Richard A. Berjian, D.O., Inc. v. Ohio Bell Tel. Co., 54 Ohio St.2d 147, 151, 375 N.E.2d 410 (1978). See Champion Gym & Fitness, Inc. v. Crotty, 178 Ohio App.3d 739, 2008-Ohio-5642, 900 N.E.2d 231, ¶ 15 (2d Dist.) ("[C]ourts must give effect to the manifest intent of the parties where there is clear evidence demonstrating that the parties did not intend to be bound until the terms of the agreement are formalized in a signed written document.").

{¶ 12} Similarly, we need to give effect to the intent of the parties. As shown by the terms of paragraph 28 — that presumably was drafted by Setjo — the parties did not intend to be bound until both Rousseau and Setjo signed the document. Absent Setjo's signature on the document, the arbitration agreement was never effective and, therefore, the agreement was unenforceable.

{¶ 13} Appellants reference this court's decision in Jatsek, 8th Dist. Cuyahoga No. 98142, 2012-Ohio-3966, for the proposition that an unsigned contract is enforceable. The facts of Jatsek are distinguishable as no evidence was introduced that showed the Jatsek contract included a clause requiring both parties to execute the document prior to its enforceability.

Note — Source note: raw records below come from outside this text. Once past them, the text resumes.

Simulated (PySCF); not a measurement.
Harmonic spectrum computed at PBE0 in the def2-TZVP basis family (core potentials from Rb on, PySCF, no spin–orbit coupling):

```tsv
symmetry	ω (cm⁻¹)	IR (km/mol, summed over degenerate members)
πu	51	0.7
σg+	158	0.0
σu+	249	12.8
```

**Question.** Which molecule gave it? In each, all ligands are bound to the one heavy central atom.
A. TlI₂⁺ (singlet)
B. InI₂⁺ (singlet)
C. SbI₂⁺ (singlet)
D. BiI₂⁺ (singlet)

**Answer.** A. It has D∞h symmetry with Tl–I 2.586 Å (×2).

{¶ 14} Setjo's contention that paragraph 22, Employee's Right to Revoke Agreement After Signing, shows that Setjo's signature was unnecessary lacks merit. Paragraph 22 reads as follows:

22. Employee's Right to Revoke Agreement After Signing. Employee may revoke this Agreement during the first seven days after Employee has signed it. To revoke, Employee must deliver a written notice of revocation to Setjo at: Setjo, L.L.C. c/o Claim Administrator, 18180 Rockside Rd., Bedford, Ohio 44146. Any such revocation will be effective upon its receipt by Setjo.
Setjo argues that paragraph 22 required Rousseau to adhere to the arbitration agreement unless he revoked his signature within seven days. In other words, once seven days passed following Rousseau's execution of the agreement, both parties were bound regardless of whether Setjo ever signed the document as required under paragraph 28. Appellants argue that "if [Rousseau's] signature did not bind him, the revocation provision would be meaningless." (Appellants' brief at 10.)

{¶ 15} In contrast, we find Setjo's interpretation makes the terms of paragraph 28 — that requires both parties to sign the document to make it effective — moot. And "[a] court must give effect to all of the words of a written document." Arnett v. Midwestern Ents., 95 Ohio App.3d 429, 434, 642 N.E.2d 683 (10th Dist.1994). Paragraph 22 provided Rousseau with a seven-day grace period within which he could choose to withdraw his acceptance of the offer. Paragraph 22's terms are separate and distinct from Setjo's option to commit to the terms of the arbitration agreement by affixing its signature as required under paragraph 28. We do not agree with the Appellants' proposed interpretation and find paragraph 22 had no bearing on the enforceability of the agreement.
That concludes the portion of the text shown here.